I have a sequence analysis application which has to keep several thousand boolean matrices of dimensions up to ~ 200x2000 in memory. These matrices contain majority of the memory footprint of the application and essentially limits its use with very large sequence sets and with estimating more complicated models from those sequences.
Our current boolean matrix implementation is a boolean array accessed through a simple 2D matrix API. However, there's a large memory overhead in this because of booleans taking one byte in Java (according to the JVM specification) when in arrays (as attributes/variables they take 4 bytes). In other words almost 7/8 of memory stored with these matrices is wasted. How does one save it?
Well, as Leo helpfully pointed out to me yesterday, you can store the individual bits as part of integers and read them using bit shifting and mod 2. Brilliant! So I made an implementation of this idea yesterday evening and from a quick and dirty test it looks as though I even got it right on the first time!

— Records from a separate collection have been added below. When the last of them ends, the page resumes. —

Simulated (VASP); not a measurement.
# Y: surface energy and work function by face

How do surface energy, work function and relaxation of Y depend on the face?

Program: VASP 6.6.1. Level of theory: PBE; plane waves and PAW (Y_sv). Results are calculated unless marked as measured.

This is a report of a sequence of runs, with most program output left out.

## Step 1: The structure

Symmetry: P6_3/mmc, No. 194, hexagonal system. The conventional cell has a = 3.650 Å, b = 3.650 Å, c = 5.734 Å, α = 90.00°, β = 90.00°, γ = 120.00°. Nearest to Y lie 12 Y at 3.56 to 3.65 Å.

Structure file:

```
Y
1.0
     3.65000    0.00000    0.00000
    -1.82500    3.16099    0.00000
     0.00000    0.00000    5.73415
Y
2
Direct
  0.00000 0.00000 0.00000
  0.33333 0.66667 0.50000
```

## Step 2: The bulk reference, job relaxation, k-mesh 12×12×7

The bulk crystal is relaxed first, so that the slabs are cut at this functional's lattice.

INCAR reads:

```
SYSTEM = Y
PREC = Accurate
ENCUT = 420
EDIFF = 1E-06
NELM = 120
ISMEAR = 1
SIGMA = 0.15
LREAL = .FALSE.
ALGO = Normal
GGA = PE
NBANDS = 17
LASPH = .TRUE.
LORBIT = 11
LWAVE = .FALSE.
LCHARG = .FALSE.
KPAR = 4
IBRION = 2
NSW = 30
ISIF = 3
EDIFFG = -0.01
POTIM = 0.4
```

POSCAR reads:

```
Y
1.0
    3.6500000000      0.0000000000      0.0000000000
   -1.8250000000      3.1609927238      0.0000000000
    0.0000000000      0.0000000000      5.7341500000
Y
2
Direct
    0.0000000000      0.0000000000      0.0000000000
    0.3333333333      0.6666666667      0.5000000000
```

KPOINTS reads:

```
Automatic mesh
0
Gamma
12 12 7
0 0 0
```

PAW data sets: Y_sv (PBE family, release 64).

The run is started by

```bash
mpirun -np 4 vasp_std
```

Note that you can also do this with bytes or shorts but I decided to just use integers because then I don't have to worry about casting the indices in the get and set operations. The extra bits wasted in the end of the last 32 bits of the int array is not a major issue in my use case either (negligible memory waste when compared to wasting that 7/8 of all bytes spent).
Enjoy the source code:
public class BitMatrix2D implements Serializable { private static final long serialVersionUID = 29187494607829404L; private final int rows; private final int columns; private int[] data; public BitMatrix2D(int rows, int columns) { this.rows = rows; this.columns = columns; /* x >> 5 = x / 32, only faster */ this.data = new int[Math.max(1,(rows * columns + 1)>> 5)]; } public int rows() { return rows; } public int columns() { return columns; } public boolean get(int row, int col) { if (row < 0 || row >= rows) throw new IndexOutOfBoundsException( "Row index out of bounds:" + row); else if (col < 0 || col >= columns) throw new IndexOutOfBoundsException( "Column index out of bounds:" + col); int i = row * columns + col; return ( (data[i >> 5] >> (i % 32)) & 1 ) != 0; } public void set(int row, int col, boolean v) { if (row < 0 || row >= rows) throw new IndexOutOfBoundsException( "Row index out of bounds:" + row); else if (col < 0 || col >= columns) throw new IndexOutOfBoundsException( "Column index out of bounds:" + col); int i = row * columns + col; int idiv32 = i >> 5; int modBit = 1 << (i % 32); data[idiv32] = v ? data[idiv32] | modBit : data[idiv32] & ~modBit; } }
sleepy brain dump
I don't understand the details of the code completely, but I always think it's cool when you can get round problems at a low level like this. Nothing beats a good understanding of how things work at the most basic level, no matter what you're doing.
Out of interest, why does it take a byte when stored in an array? Is it an actual technical reason or just a peculiarity of Java? Is there a reason you can't just store a 1 or 0 instead of whatever boolean thing? Sorry if I've got the wrong end of the stick.
I'm interested too that this was so much of a problem as to actually limit your application - think my programs are seriously inefficient so here's hoping I never run into problems like this or I'm going to be up a certain foul-smelling creek....
/should go to bed
Musings over for now
Steve
Why booleans take a byte
It has to do with how memory is accessed in most machines -- i.e. in words larger than one bit (word sizes are always multiples of 2). So basically, more than one bit is read at a time on most CPU architechtures, and this includes all major modern CPU platforms as far as I understand.
The Java language specification doesn't actually specify these 1 byte and 4 byte sizes for booleans when used in arrays and attributes, respectively. It is the Java Virtual Machine specification which defines these sizes (Java is compiled to a so-called byte code which gets run by the virtual machine and compiled to the platform-specific low-level machine readable code) during runtime. Effectively nothing stops someone from writing a JVM implementation with 1 bit long booleans, but it's going to have to use a similar bit shifting based strategy for accessing those booleans if it's run on, say, Intel x86 processors.
A question I'd like to know myself is why booleans take a whole 4 bytes when defined as attributes but 1 byte when in arrays??